Dismissal of the motion under Rule 312
[4]
Since this Court’s decision in Hospira
Healthcare Corp. v. Kennedy Institute of Rheumatology, 2016 FCA 215, 402 D.L.R.
(4th) 497 (Hospira), it is well-established that the Court may
only interfere with a discretionary decision of a prothonotary if the
prothonotary made an error of law or a palpable and overriding error regarding
a question of fact or mixed fact and law: Hospira at paras. 64-65, 79.
The same standard of review applies when this Court reviews the motions judge’s
consideration of the prothonotary’s decision: Hospira at paras. 83‑84.
[5]
A palpable and overriding error is one which is
obvious and apparent, the effect of which is to vitiate the integrity of the
reasons. I am not satisfied that either the motions judge, or the prothonotary,
made errors of this nature. I reach this conclusion in respect of both appeals.
[6]
The thrust of Ms. Maximova’s submission is that
the motions judge erred in accepting the prothonotary’s conclusion that the
information contained in the proposed new affidavit could have formed part of
Ms. Maximova’s original affidavit.
[7]
The motions judge applied the proper test for
filing an additional affidavit under Rule 312. In exercising its discretion
under Rule 312, the Court may take into account whether the evidence sought to
be adduced was available when the party filed its affidavits or if it could
have been available with the exercise of due diligence: Connolly v. Canada
(Attorney General), 2014 FCA 294 at para. 6, 466 N.R. 44.
[8]
As the motions judge noted at paragraph 7 of his
reasons, although the prothonotary did not explicitly refer to this test, it is
clear he considered the relevant factors in the test and applied them in the
present case. Since the evidence Ms. Maximova seeks to introduce “could have formed part of [Ms. Maximova’s] original
affidavit” and since “[t]here [wa]s nothing to
explain why it is being proffered only now” (the prothonotary’s order at
page 2), he chose not to exercise his discretion in the appellant’s favor.

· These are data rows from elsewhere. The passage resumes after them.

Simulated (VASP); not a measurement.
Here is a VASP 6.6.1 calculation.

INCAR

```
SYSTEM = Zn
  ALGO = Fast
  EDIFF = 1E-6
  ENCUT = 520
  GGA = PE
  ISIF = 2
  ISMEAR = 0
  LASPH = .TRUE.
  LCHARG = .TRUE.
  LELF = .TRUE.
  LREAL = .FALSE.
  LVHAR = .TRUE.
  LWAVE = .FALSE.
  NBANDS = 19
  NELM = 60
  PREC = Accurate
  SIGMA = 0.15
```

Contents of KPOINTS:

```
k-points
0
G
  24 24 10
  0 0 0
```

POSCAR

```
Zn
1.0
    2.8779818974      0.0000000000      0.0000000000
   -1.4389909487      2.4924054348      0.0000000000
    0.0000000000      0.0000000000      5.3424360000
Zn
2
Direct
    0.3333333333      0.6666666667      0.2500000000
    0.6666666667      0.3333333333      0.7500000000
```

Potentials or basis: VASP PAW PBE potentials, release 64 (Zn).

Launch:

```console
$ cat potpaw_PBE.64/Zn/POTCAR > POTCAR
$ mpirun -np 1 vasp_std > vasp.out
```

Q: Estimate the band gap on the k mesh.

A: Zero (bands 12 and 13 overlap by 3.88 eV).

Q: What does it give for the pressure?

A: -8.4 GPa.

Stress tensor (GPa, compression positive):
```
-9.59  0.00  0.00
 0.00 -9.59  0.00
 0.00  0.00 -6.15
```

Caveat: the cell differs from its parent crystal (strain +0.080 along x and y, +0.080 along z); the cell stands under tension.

There is nothing in the record that suggests either the prothonotary or the
judge made an overriding and palpable error in applying the appropriate test to
the facts as he found them to be.
II.
The motion to amend the Notice of Application
[9]
Ms. Maximova challenges the motions judge’s
decision on the basis that he erred in concluding that detailed reasons are not
necessarily required in a prothonotary’s order. She also takes issue with the
motions judge’s conclusion that the requested amendments constitute pleas
capable of being struck.
[10]
Neither the motions judge nor the prothonotary
made errors that justify this Court’s interference with the order.
[11]
In reviewing the prothonotary’s order, the
motions judge considered established jurisprudence that detailed reasons are
not required in a prothonotary’s order: Apotex Inc. v. Canada (Health),
2016 FC 776 at para. 84.
[12]
Here, as the motions judge noted, the
prothonotary stated that he read Ms. Maximova’s motion record, the respondent’s
written representations, and Ms. Maximova’s reply (the Federal Court order at
para. 6; the prothonotary’s order at page 1). The Court was satisfied that the
prothonotary directed his mind to the issues and law. We see no error in that
conclusion.
[13]
With regards to the first requested amendment,
the motions judge identified the governing principle, namely, that if the
proposed amendments constitute pleas capable of being struck, they should not
be allowed: Bauer Hockey Corp. v. Sport Maska Inc., 2014 FCA 158 at
para. 16, 122 C.P.R. (4th) 97.
[14]
The amendment to advance a claim for damages
against the CHRC was denied because damages are not available as a remedy in
judicial review applications: Canada (Attorney General) v. TeleZone Inc.,
2010 SCC 62 at para. 26, [2010] 3 S.C.R. 585.
[15]
With respect to the second set of requested amendments,
being Ms. Maximova’s request to include references to the CHRC’s website in her
Notice of Application, we agree with the motions judge that this amendment (and
the related amendments on pages 3 and 4 of the proposed amended Notice of
Application, AB, Tab 10, pages 75–76), however characterised, do not constitute
a ground of review. Thus, it cannot be said that it is in “the interests of justice” (AbbVie Corp. v. Janssen
Inc., 2014 FCA 242 at para. 3, 131 C.P.R. (4th) 128) to allow an appellant
to amend her Notice of Application.
[16]
Finally, the amendment to add delay as a ground
for judicial review was properly denied. Delay alone will seldom constitute a
ground of review; the applicant must show the delay prejudiced her ability to
have a fair hearing: Marsh v. Royal Canadian Mounted Police, 2006 FC
1466 at para. 27; Blencoe v. British Columbia (Human Rights Commission),
2000 SCC 44 at para. 101, [2000] 2 S.C.R. 307. In the present case, it was
clear to the motions judge that Ms. Maximova’s delay argument had no reasonable
prospect of success because she has not stated how the delay prejudiced her
ability to have a fair hearing. We see no reviewable error in this conclusion.
[17]
The appeals will therefore be dismissed. Costs
are, in the usual course, awarded in favour of the successful party on appeal.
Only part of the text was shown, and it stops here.